This passage became known as the “Thirteen Attributes of G-d’s Mercy.” The Sages understood this episode as the moment in which G-d taught Moses, and through him all future generations, how to pray when atoning for sin (Rosh Hashanah 17b). Moses himself used these words with slight variations during the next crisis, that of the spies. Eventually they became the basis of the special prayers known as Selichot, prayers of penitence. It was as if G-d were binding himself to forgive the penitent in each generation. That G-d is compassionate and lives in love and forgiveness is an essential element of Jewish faith.

But there is a caveat. G-d adds: “Yet He does not leave the guilty unpunished.” There is a further clause about visiting the sins of the parents upon the children, which demands separate attention and is not our subject here. The caveat tells us that there is forgiveness but also punishment. There is compassion but also justice.

Why must there be justice as well as compassion, punishment as well as forgiveness?

Some fascinating recent research in diverse fields from moral philosophy to evolutionary psychology, and from games theory to environmental ethics, provides us with an extraordinary and unexpected answer.

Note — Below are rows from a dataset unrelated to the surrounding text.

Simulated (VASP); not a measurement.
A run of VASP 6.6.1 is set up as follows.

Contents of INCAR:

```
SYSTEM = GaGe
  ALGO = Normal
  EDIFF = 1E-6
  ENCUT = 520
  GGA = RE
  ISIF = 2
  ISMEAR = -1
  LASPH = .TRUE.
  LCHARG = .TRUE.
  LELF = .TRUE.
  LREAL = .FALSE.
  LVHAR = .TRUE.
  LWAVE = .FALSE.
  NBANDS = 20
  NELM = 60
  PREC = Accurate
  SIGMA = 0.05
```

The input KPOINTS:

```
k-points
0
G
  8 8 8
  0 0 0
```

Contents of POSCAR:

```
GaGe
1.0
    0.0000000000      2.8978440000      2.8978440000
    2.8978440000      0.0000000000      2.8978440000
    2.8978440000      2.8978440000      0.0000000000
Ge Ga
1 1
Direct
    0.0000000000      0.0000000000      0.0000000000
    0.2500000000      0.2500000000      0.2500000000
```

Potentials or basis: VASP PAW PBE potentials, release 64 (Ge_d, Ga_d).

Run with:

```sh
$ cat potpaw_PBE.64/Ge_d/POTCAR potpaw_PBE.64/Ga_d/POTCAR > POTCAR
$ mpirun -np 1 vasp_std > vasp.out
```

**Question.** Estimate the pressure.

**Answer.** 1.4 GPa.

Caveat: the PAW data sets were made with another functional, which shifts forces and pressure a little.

The best point of entry is Garrett Harding’s famous paper written in 1968 about “the tragedy of the commons.” He asks us to imagine an asset with no specific owner: pasture land that belongs to everyone (the commons), for example, or the sea and the fish it contains. The asset provides a livelihood to many people, the local farmers or fishermen. But eventually it attracts too many people. There is over-pasturing or over-fishing, and the resource is depleted. The pasture is at risk of becoming wasteland. The fish are in danger of extinction.

What then happens? The common good demands that everyone from here on must practice restraint. They must limit the number of animals they graze or the number of fish they catch. But some individuals are tempted not to do so. They continue to over-pasture or over-fish. They justify to themselves that the gain to them is great and the loss to others is small, since it is divided by many. Self-interest takes precedence over the common good, and if enough people act on these instincts, the result is disaster.

This is the tragedy of the commons, and it explains how environmental catastrophes and other disasters occur. The problem is the free-rider, the person who pursues their self-interest without bearing their share of the cost of the common good.

One of the things they have done is to create experimental situations that simulate a game in which one player contributes nothing to a common fund – so that if funds are distributed equally it means that some will gain one dollar while the free-rider will gain $9.00.

As the participants begin to realize there is a free-rider among them, even if they don’t know who it is, one of two things then tends to happen. Either everyone stops contributing to the common fund or they agree to punish the free-rider. Often people are keen to punish, even if it means that they will lose thereby, a phenomenon sometimes called “altruistic punishment.”

Some have linked participants to MRI machines to see which parts of the brain are activated by such games. Interestingly, altruistic punishment is linked to pleasure centers in the brain, indicating that maintaining social order and fairness in society is its own reward.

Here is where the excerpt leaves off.